Veterans are missing out on billions in VA loan benefits

by Jonathan Delozier

Tens of thousands of veterans are missing out on the benefits of U.S. Department of Veterans Affairs (VA) home loans each year, with billions of dollars in potential mortgage volume left untapped, according to a new analysis from Veterans United Home Loans.

The report found that more than 58,000 VA loans went unused in 2024, representing nearly $28 billion in potential loan volume.

The analysis compared how often veterans use their VA home loan benefits across local housing markets versus the national level while adjusting for each metro’s veteran population.

Despite the VA loan’s increased popularity since the Great Recession, the report found that usage remains inconsistent and, in many markets, disproportionately low.

“Even in some of the country’s most competitive and expensive housing markets, thousands of veterans might be missing out on the advantages of this benefit,” said Chris Birk, vice president of mortgage insight at Veterans United Home Loans.

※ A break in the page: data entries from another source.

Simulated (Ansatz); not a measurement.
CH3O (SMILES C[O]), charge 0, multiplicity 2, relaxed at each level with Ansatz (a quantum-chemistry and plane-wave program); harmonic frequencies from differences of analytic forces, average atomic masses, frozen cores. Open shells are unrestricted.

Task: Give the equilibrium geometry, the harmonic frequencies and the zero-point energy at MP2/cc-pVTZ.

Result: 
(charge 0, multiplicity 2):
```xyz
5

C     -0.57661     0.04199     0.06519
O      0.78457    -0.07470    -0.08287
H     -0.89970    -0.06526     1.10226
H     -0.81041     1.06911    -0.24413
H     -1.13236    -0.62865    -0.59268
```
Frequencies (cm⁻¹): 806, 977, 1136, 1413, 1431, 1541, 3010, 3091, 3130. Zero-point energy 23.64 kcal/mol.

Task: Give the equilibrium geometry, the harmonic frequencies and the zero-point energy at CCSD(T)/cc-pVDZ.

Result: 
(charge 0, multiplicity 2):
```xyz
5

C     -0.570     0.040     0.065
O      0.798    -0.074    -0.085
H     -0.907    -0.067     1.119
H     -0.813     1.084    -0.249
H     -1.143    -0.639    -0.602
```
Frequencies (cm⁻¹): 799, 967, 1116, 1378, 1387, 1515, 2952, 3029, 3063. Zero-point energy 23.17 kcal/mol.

“Our study underscores the need for greater awareness of the benefits of the VA loan. A stronger focus on education and access could make a meaningful difference for veterans and their families.”

High-cost markets lead in missed opportunities

The metros with the greatest underutilization of VA loans were Barnstable Town, Massachusetts; San Jose; and Naples, Florida.

The report said these areas share similar characteristics, such as high home prices, elevated median incomes and smaller veteran populations — a combination that can make homes less affordable and the VA loan program less visible to both buyers and real estate professionals.

In many of these markets, household incomes exceed the national median of $65,044, while listing prices far outpace the national median of $342,000. This imbalance can limit a veteran’s ability to compete with conventional buyers, Realtor.com said.

Metropolitan areas such as New York, Los Angeles and Boston each exceeded $1 billion in lost VA loan volume, according to estimates.

These higher-cost markets already face affordability challenges, amplifying the potential impact of unused VA loan benefits.

Lower-cost markets also affected

Not all of the underutilized markets are expensive coastal cities.

Smaller, lower-cost metros such as Glens Falls, New York; Lancaster, Pennsylvania; and Waterloo, Iowa, also ranked among the top 25 for missed VA loan opportunities.

Analysts attributed this to smaller veteran populations and lower overall loan volumes, which can lead to fewer local lenders and agents who are familiar with VA loan processes.

Nationally, VA loans accounted for about 10% to 12% of the mortgage market in recent years, but that figure dropped to about 8% in 2024, according to federal Home Mortgage Disclosure Act data.

Rising mortgage rates and reduced affordability were major factors cited in the decline.

Misconceptions persist

The analysis also pointed to lingering misconceptions about VA loans, particularly in competitive markets where sellers often prefer fast, conventional financing.

Some veterans may avoid using the VA benefit out of concern that sellers or agents view it as a more complicated process.

The report noted that VA loans offer significant advantages — including no required down payment and no private mortgage insurance.

Sellers can also pay all buyer closing costs and contribute up to 4% in concessions, while typical closing timelines match those of conventional loans when VA-specific steps are completed early.